Monetary policy

The strategy of the ECB

The monetary policy strategy of the European Central Bank (ECB) hinges on two main elements:

A quantitative definition of price stability

Although the Maastricht Treaty clearly establishes that the main objective of the Eurosystem is to maintain price stability, it offers no precise definition of what it understands by this.

To determine this objective more precisely, the Governing Council of the ECB gave the following quantitative definition in 1998: "Price stability is defined as the year-on-year increase in the Harmonised Index of Consumer Prices (HICP) for the Eurozone of less than 2%. Price stability shall be maintained in the medium term".
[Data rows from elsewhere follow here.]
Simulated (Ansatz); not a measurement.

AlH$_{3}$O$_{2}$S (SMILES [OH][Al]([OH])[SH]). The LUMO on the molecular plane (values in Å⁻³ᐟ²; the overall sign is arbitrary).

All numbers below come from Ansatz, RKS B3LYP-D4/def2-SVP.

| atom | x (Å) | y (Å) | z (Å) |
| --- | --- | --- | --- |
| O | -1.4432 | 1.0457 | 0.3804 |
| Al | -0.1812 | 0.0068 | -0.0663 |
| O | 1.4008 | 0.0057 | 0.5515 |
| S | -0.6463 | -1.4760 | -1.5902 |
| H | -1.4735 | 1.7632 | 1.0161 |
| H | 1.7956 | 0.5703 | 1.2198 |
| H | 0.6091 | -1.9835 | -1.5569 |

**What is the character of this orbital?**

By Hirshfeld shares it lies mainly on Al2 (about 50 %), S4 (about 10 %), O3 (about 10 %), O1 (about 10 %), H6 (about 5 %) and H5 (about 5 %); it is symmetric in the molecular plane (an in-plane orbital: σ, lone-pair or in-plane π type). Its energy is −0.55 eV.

In 2003, after a comprehensive evaluation of monetary policy, the Governing Council clarified that, in the pursuit of price stability, it aimed to maintain inflation rates below, but close to 2% in th medium term.

A comprehensive analysis of the risks to price stability

This analysis is organised from two complementary, analytical perspectives, called the two-pillar approach, to assess price performance:

  • Economic analysis

    Pillar one, or economic analysis, assesses the factors determining short- to medium-term price developments. The focus is on real activity and financial conditions in the economy, taking into account the influence of the interplay of supply and demand in the goods, services and factor markets.

    Analysis is conducted on real economic indicators, financial markets, exchange rates and the macroeconomic projections drawn up for the Eurozone by the Eurosystem experts, among others.

  • Monetary analysis

    Pillar two, or monetary analysis, focuses on a longer-term horizon and exploits the long-run link between money and prices. It mainly serves as a means of cross-checking, from a medium- to long-term perspective, the short to medium-term indications for monetary policy coming from the economic analysis.

    Account is taken of a wide range of monetary indicators, including the M3, their components and counterparties, and a comprehensive assessment of the credit and liquidity situation is carried out.

    This two-pillar approach serves to cross-check the shorter-term indications of the economic analysis with the longer-term indications of the monetary analysis. This guarantees that the monetary policy does not overlook important information for evaluating future price trends and reduces the risk of errors that would arise from excessive dependency on a single indicator or format.